## String Manipulation

### Example

You're working on a project to analyze court filings.

* One member of your team is working on OCR (Optical Character Recognition) to convert scanned documents into text files.
* Another member of your team will be visualizing the data, and they need the counts of ten key terms in each document.
* Your job is to write a function that takes a word and a text file, and returns the number of times that word appears in the text file.

This seems like a simple task, you don't have real data yet, so we'll take a free text file of comparable size from Project Gutenberg, and use that.


In [None]:
all_text = open('shakespeare.txt').read()

def count_word(word, text):
    counter = 0
    for w in text.split():
        if w == word:
            counter += 1
    return counter

How long does this take?


In [None]:
import timeit
number = 10*10000 # (10 words to search for) * (10000 documents to search)
timeit.timeit("count_word('Romeo', all_text)", globals=globals(), number=number)

In [None]:
import timeit
number = 1000
timeit.timeit("count_word('Romeo', all_text)", globals=globals(), number=number)

<https://docs.python.org/3/library/timeit.html>

If it takes 40 seconds to run 1000, that means our 100,000 documents will take 4000 seconds, that is over an hour.

Seems like we could do better, but an hour is acceptable for now so we move on.

### Example 2

During code review it is pointed out you will need to ignore case:

In [None]:
def count_word(word, text):
    counter = 0
    for w in text.split():
        if w.lower() == word.lower():
            counter += 1
    return counter

How long does this take?

In [None]:
import timeit
number = 1000
timeit.timeit("count_word('Romeo', all_text)", globals=globals(), number=number)

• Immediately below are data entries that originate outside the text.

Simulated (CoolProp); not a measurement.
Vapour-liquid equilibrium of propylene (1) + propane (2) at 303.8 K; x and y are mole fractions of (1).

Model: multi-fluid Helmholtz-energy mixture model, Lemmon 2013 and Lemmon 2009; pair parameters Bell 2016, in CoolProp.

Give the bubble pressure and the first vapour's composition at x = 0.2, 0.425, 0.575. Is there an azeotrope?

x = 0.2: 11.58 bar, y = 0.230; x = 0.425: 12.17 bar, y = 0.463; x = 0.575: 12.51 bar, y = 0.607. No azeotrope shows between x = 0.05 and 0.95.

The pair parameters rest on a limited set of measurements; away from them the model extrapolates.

This made it take about twice as long to run. About two hours to run 100,000 documents.

Where did that time go?

**Why did it take twice as long?**

**There's one easy optimization that can shave about 40ms/iteration off, what is it?**

### Example 3

Just as you wonder what will happen as the corpus of text grows, you hear that there are new requirements:

* Ignore punctuation
* Ignore plurals (for our purposes we can just ignore trailing s characters)
* Sometimes page numbers are showing up in the middle of scans, and we want to ignore those too, so strip all number characters.

In [None]:
def count_word(word, text):
    counter = 0
    for word in text.split():
        # remove all numeric characters that might appear inside words
        w = "".join([c for c in word if c not in '0123456789'])
        w = w.lower()
        # remove leading/trailing punctuation (but not punctuation in the middle)
        w = w.strip('.,!?;:"\'') 
        if w == word or w + "s" == word:
            counter += 1
    return counter

In [None]:
import timeit

number = 100
timeit.timeit("count_word('Romeo', all_text)", globals=globals(), number=number)

This made it take 7x as long to run, about 14 hours to run the full corpus.

As more requirements come in, the code gets more and more complicated, and it takes longer and longer to run.

We know each time we add a new requirement, we have to iterate over each word in the text, and do some work on it. Is there any way around this?

But what if we could do all of that work in a single pass?

### Example 4

In [None]:
import re


def count_word(word, text):
    # remove all non-alphabetical characters that might appear inside words
    text = re.sub(r'[\d.,!?;:"\']', '', text)
    # return number of matches of word separated by "word boundaries" with optional trailing s
    return len(re.findall(r"\W" + word + "s?\W", text, re.IGNORECASE))

In [None]:
import timeit

number = 100
timeit.timeit("count_word('Romeo', all_text)", globals=globals(), number=number)

66% faster than prior version, but with all the same features. Saves us ~9 hours on the full corpus.